- Do not eat or drink while handling photographic materials [prints, negatives, slides, etc]. Food attracts bugs.
- Wash your hands before working with collections. Oils from your hands can transfer to the photographic materials and cause permanent damage.
- Make sure you have sufficient workspace to accommodate the items with which you intend to work in order to prevent damage to the materials.
- Use number 2 pencils when you are working with or near collections, not pens or markers. Ink marks are irreversible. Pencil is erasable. Number 2 pencils are soft and don’t leave pressure marks unlike harder leads or mechanical pencils.
- Always check the condition of items before moving them. If they are damaged seek advice before proceeding and use care.
Handle with Care
- Do not lean on or set heavy objects on top of photographic items, even if they are covered or in a folder. The pressure can break older photographs if they are not perfectly flat or fully supported underneath.

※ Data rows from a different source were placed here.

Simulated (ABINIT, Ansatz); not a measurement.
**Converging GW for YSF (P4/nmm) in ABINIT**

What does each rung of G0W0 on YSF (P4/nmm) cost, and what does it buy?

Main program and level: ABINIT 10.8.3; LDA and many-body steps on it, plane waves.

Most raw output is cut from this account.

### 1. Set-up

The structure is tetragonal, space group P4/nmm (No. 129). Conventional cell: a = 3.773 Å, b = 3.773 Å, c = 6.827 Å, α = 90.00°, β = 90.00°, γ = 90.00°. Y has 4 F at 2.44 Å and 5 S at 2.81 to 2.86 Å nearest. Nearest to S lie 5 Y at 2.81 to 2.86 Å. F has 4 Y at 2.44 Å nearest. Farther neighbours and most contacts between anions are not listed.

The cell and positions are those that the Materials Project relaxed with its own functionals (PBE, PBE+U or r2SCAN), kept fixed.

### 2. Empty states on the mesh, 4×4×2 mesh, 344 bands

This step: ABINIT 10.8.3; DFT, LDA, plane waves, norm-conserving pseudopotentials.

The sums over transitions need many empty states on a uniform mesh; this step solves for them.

- Do not write on paper, folders or envelopes while they contain photographic materials. Pressure marks can go through to the photographs and cause damage.
- To prevent scratches, avoid touching the surface of images or dragging anything across the face of an image. Also be careful not to drag negatives or slides across any surfaces.
- Always keep photographic materials completely flat on a level, well supported surface. Do not place photographs on your lap, under a stack of books, or let part of the photograph hang unsupported over an edge. Accidental application of pressure can cause breaks.
- Support items carefully when moving them. Use both hands to hold parallel sides of a photograph or place one underneath and hold an edge with the other to prevent bending, tearing or breaking.